Pope Francis has used his annual World Day of Peace address in the Vatican to "give voice" to the world's migrants and refugees most in need. Defending migrant rights has become a key theme of his papacy.
Pope Francis urged world leaders to do more to help the world's "weakest and most needy" refugees during his traditional New Year's address in St. Peter's Basilica on Monday.
With some 40,000 visitors gathered on St. Peter's Square at the Vatican to listen to the address, Francis said that he had chosen the plight of refugees as the central theme for this year's World Day of Peace, a Roman Catholic day of celebration held every year on January 1.
"For this peace, to which everyone has a right, many of them are willing to risk their lives in a journey which is often long and dangerous; they are willing to face strain and suffering," the pope said. "Please, let us not extinguish the hope in their hearts; let us not suffocate their hopes for peace!"
Francis has made the hardships facing migrants the world over a key focus of his papacy. The pope has often met with some of the hundreds of thousands of African refugees who have crossed the Mediterranean illegally into Europe. Last month, Francis also traveled to Bangladesh to meet with the suffering Muslim Rohingya
The pontiff also used his speech to criticize US President Donald Trump's stated intention to build a wall along the US-Mexico border to keep out illegal immigrants.
Calls to abandon life's 'useless baggage'
Francis also used his World Day of Peace speech to call on Christians to jettison what he called "empty chatter" and banal consumerism and focus instead on building a welcoming environment for the world's refugees.

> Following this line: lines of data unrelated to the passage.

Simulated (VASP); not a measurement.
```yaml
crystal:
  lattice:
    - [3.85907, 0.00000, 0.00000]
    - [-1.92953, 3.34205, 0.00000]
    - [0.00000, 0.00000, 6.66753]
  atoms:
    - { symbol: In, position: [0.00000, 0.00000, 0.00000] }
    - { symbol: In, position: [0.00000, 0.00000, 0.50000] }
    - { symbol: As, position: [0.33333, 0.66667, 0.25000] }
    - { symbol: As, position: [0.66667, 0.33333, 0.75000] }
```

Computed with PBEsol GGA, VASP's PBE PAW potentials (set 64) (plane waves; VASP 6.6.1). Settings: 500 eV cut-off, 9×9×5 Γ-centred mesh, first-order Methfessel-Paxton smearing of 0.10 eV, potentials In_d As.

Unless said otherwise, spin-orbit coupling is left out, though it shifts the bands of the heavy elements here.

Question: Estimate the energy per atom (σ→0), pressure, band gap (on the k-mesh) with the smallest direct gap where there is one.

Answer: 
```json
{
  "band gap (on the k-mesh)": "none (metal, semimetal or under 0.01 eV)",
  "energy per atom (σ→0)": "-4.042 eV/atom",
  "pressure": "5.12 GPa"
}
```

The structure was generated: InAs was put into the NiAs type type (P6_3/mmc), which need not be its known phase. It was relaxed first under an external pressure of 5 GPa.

"At the beginning of the year, we too, as Christians on our pilgrim way, feel the need to set out anew from the center, to leave behind the burdens of the past and to start over from the things that really matter," he said.
The pontiff also suggested setting aside a moment of silence each day for prayer. Doing so, Francis said, would "keep our freedom from being corroded by the banality of consumerism, the blare of commercials, the stream of empty words and the overpowering waves of empty chatter and loud shouting."